January is traditionally a time for looking ahead and setting out a vision for the year. For some of us, our goals may be simple – more time with family, lose weight, travel or study. For politicians however, sometimes the vision encompasses a major or historic change in international relations.
UK Prime Minister Theresa May gave a much anticipated speech on 17 January in London in which she set out 12 objectives for negotiating “Brexit”, the UK’s exit from the EU, as well as the new, positive and constructive partnership she is seeking between the UK and the European Union. These objectives were: certainty, control of our own laws, strengthening the Union, managing the Common Travel Area with Ireland, control of immigration, rights for EU nationals in Britain and British nationals in the EU, protection of workers’ rights, free trade with European markets, new trade agreements with other countries, the best place for science and innovation, cooperation in the fight against crime and terrorism and a smooth, orderly Brexit.
But the speech was not just about the UK and the European Union. The Prime Minister also set out her vision for our relationship with the rest of the world. Her message was clear: the vote to leave the EU was not the moment Britain chose to step back from the world; it was the moment we chose to build a truly Global Britain. The Prime Minister wants the United Kingdom to emerge from this period of change stronger, fairer, more united and more outward-looking than ever before. The UK will be a secure, prosperous, tolerant country - a magnet for international talent and a home to the pioneers and innovators who will shape the world ahead. The UK will be a truly Global Britain – the best friend and neighbour to our European partners, but a country that reaches beyond the borders of Europe too. A country that gets out into the world to build relationships with old friends and new allies alike.

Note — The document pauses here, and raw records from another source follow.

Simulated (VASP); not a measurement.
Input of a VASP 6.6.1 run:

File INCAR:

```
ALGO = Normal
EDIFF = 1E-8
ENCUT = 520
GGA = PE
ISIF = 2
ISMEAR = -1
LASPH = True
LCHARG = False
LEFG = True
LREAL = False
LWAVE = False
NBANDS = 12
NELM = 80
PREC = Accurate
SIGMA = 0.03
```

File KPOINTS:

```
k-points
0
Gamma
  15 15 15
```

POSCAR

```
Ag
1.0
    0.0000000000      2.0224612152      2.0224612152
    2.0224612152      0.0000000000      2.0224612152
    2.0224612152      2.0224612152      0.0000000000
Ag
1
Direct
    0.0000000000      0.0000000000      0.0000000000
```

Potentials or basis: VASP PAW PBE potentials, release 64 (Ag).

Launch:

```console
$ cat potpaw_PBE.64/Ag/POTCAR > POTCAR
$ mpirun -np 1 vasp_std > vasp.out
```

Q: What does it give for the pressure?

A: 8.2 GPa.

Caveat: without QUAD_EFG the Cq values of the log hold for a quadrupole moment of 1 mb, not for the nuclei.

The UK is a European country – and proud of our European heritage – but we are also a country that has always looked beyond Europe to the wider world. That is why we are one of the most racially diverse countries in Europe, one of the most multicultural members of the European Union, and why – whether we are talking about India, Pakistan, Bangladesh, America, Australia, Canada, New Zealand, countries in Africa or those that are closer to home in Europe – so many of us have close friends and relatives from across the world. We will continue to attract the brightest and best to work or study in Britain – we are at this moment short listing candidates from Botswana for our prestigious Chevening scholarships.
The UK is a great, global, trading nation and one of the firmest advocates for free trade anywhere in the world. We want to get out into the wider world, to trade and do business all around the globe. One key element of a Global Britain is the ability for the UK to strike our own trade agreements with countries like Botswana.
UK companies already invest significantly in Botswana, and we are working to support other new investors to bring skills and expertise to support Botswana’s economic diversification. We are continuing work with Botswana on its investment framework, including the development of Public Private Partnerships. And our development programmes across the region continue to support some of the biggest environmental challenges, including water management.
So the message for Botswana is that, while we are leaving the European Union, we are not stepping back from the world. It means, as we’ve set out, that we are an outward looking country, a country that welcomes global talent and investment to Britain, a country that will play its part to the full in our global role contributing to security, peace and prosperity across the world, including in Botswana.